The Fashionistas Take The Train.

Posted by Jeni in Ad Infinitum | 14 March 2012

Travelling into London on the train with my husband and we discussed our individual wardobes.

His shoes were bought, half price, from a shoe factory in Northampton.

His socks were a Christmas present.

His underpants came from a cheap store in New York - my only gift to him when I was there in January.

His shirt from a charity shop in Tunbridge Wells..

His suit from a house clearance.

His Coat from a Charity shop on Brighton.

His overall appearance not as cheap as you would imagine.

I had Henry Holland trousers on.

An old vest from the dawter.

A jacket that was given to me as a gift.

A scarf from American airlines

A pair of Nike Three trainers.

And underwear that we shall discreetly ignore.

I did look as cheap as you would imagine.

We left Charing Cross, holding hands and I wondered whether we looked like a power couple. Gods Gift said I looked like a power drill.

We walked to Berwick Street market and popped in to see the dawter doing her thang in her new London job. She opined, as we all have done, that she felt as if her career was disappearing down the toilet working in a job, that wasn't her chosen profession, just to pay the rent. Yeah wake up and smell the coffee sister....

Then we had tea in a café with an old friend who uses it as his living room. Sitting under an outside heater we drunk hot chocolate, coffee, and black tea in the chilly evening whilst the stall holders packed up their wares.

Then a walk down Berwick street. Right into Noel Street, left down towards 'Liberties' and into Great Malborough Street. It was cold. We couldnt find the location of a screening we were going to. But there it was, hidden inside the Old Marlborough Street Magistrates Courts, a fancy, swanky hotel, with a fancy, swanky screening room, and fancy, swanky prices.

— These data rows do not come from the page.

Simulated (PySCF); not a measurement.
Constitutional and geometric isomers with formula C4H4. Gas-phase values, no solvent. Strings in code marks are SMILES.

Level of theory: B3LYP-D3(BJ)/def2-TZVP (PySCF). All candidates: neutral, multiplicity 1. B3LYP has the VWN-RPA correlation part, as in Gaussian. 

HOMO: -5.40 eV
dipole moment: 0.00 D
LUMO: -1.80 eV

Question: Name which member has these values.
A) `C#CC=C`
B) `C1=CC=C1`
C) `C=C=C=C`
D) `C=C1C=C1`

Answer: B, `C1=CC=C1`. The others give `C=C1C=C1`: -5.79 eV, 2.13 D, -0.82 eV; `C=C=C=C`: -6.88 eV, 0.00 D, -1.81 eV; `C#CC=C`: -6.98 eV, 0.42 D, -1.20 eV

So went across the road to 'Flatbread Planet' and had cheese and tomatoes on a hot flatbread spread with harrissa and more. He had a glass of wine that smelt of damson jam.

We were clock watching as we had to get to the press night of 'One Man Two Guvnors'. At precisely 6.15. we crossed back to the fancy, swanky hotel to see KATE HARDIE's short film that she wrote and directed. We have known Ms Hardie since she was younger than Suri Cruise.

Lots of trendy, artistic, clever friends and family turned up. Took their seats in the plush auditorium and laughed out loud at 'SHOOT ME'.

CLAIR SKINNER, playing her age, offered up a neurotic actress on her way to a charity fashion shoot. There wasn't one woman born in the last Century that didn't feel the pinch.

Rapturous applause, a kiss for the dawter and friends then the 'oosbind and I power-walked down Regent Street, through ranks of unaware shoppers into The Haymarket to The Haymarket Theatre. The place was heaving.

Th auditirium was packed with A-D listers from Graham Norton, to Michael Burke. Everybody was pretending they weren't doing a celebrity head count, but a lot of eyes were cast along a lot of rows to see who was there - me included - I was in the same row as Vanessa Feltz and behind one of my favourite radio bosses .

We had to leave as the curtain came down and missed the party in another fancy, swanky hotel. Time and trains await no man even if they are dressed like Delboy. Do try and see the show, you will laugh out loud and squeak with delight at the antics of the cast. I'm interviewing Jodie Prenger who plays the secretary with heart, in red stillettoes and a big beehive, thats Jodie not her aorta. Lovely.

We were joined on the train journey by a set of twins and their stepmother. They run a gardening company in Sevenoaks called 'Branching Out', having given up their London life too jaded by all the travelling. They kept us entertained till Orpington, when they abandoned us and left us to our own conversaton. By the time we got to TWells we had pulled apart the play, pulled apart the film and had just started on each other.

A swift walk through the freezing air of Kent. The car was all alone in the middle of the car park. One of those brrrrr moments before the heater works and then it was home in ten minutes.

I dropped my clothes off somewhere in the bathroom, whilst Gods Gift carefully removed his layers, hung them up then we settled down in the kitchen for a midnight feast of baked beans and freshly baked baguettes.

When we were on the road together, in our 47 seater coach with assorted musicians and actors, late night nosh was always a stop off in a motorway caff. Beans, on lavishly buttered toast, with at least three plump sausages, a liberal sprinkling of a packet of black pepper all washed down with black tea. A 3.30 a.m. a pig-put in Newport Pagnell was the mutts nuts. Thirty eight years later nothings changed. Only this time its reduced sugar and salt beans, no sausages, a hot baguette with slightly salted butter and Rooibosh tea. You can take the greasy spoon away from the troubadour but you can't take the troubadour away from the greasy spoon.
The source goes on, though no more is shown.